When Judas realized that his betrayal was going to lead to the death of Jesus he had remorse and even returned the money.  But the way he responded was to go out and hang himself instead of making things right (Matt. 27:3-5)

                                                iii.      Saying, “I’m sorry” - sometimes people say, “I’m sorry” and think that is all they need.  Many today think that by apologizing they are supposed to escape consequences.  In the Bible I think of the example of king Saul who said, “I have sinned” but only after he was rejected for his disobedience. (1 Sam. 15:24)  That is NOT true repentance.

                                                iv.      Confessing your sins – we are commanded to confess our sins (James 5:16) and it is certainly a part of forgiveness (1 John 1:9).  But one can confess sins and not repent.  We live in a time when many boast about their sinful conduct.  Others admit their sins and failures, but they have no intention of changing.  In fact, sometimes they seek to explain it away. 

                                                  v.      Conditional confession – this is one who admits to sinful conduct, but they always have an excuse.  Over the years I have observed and now have concluded that if one confesses his sins and then uses the word “but”, followed by the blame of others, there is a good chance it is not true repentance. 
King Saul used the same words as David in 1 Samuel 12:13, “I have sinned”.  David was forgiven and Saul wasn’t – what was the difference?  King Saul blamed others and made excuses.  David didn’t and was ready to face whatever punishment God had in store.

                                                vi.      Sorrow – you can be sorry for many reasons – because you got caught, because of consequences, etc.

                                               vii.      Godly sorrow – godly sorrow is proper sorrow. 
It is an acknowledgment that you have sinned against God.  It is a realization that He is the one you need to make amends with (which might also include making amends with others)
A good example of this is David. (Psa. 51:4), “Against You, You only, have I sinned, And done this evil in Your sight— That You may be found just when You speak, And blameless when You judge.

But even this type of sorrow is NOT repentance.  2 Cor. 7:10 says it produces repentance.

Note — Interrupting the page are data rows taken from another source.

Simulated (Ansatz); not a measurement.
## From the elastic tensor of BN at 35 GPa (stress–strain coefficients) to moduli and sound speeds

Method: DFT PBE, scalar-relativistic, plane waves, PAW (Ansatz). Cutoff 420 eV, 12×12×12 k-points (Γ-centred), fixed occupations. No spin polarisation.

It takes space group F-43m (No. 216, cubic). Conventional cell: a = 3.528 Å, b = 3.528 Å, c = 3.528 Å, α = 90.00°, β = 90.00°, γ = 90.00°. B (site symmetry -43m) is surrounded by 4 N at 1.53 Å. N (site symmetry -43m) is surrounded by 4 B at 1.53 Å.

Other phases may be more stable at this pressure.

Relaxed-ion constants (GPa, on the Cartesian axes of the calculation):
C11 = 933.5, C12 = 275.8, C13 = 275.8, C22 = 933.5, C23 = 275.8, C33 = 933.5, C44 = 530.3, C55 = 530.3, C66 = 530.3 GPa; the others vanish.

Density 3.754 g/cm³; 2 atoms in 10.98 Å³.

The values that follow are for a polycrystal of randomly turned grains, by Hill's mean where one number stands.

                                             viii.      Ceasing from conduct – that is the RESULT of repentance.  But within itself it is not repentance.  I think of a criminal who “retires” or someone that doesn’t want to face punishment for something again.  They are not godly and there is no remorse, but they quit a specific sin for other reasons.   ANOTHER example of this is one who acts one way when brethren are around and a different way when they are not.  Peter “played the hypocrite” in Galatians 2:11-13. 
TRUE repentance is the mindset.  We often emphasize that we can’t stop doing wrong simply because of fear.  A mature Christian will serve God out of love instead of fear.  He will cease sinful activity because his heart is pure, not just terror of facing God.  While fear and terror are good motivators, If that is our only motivation, we are destined for misery. 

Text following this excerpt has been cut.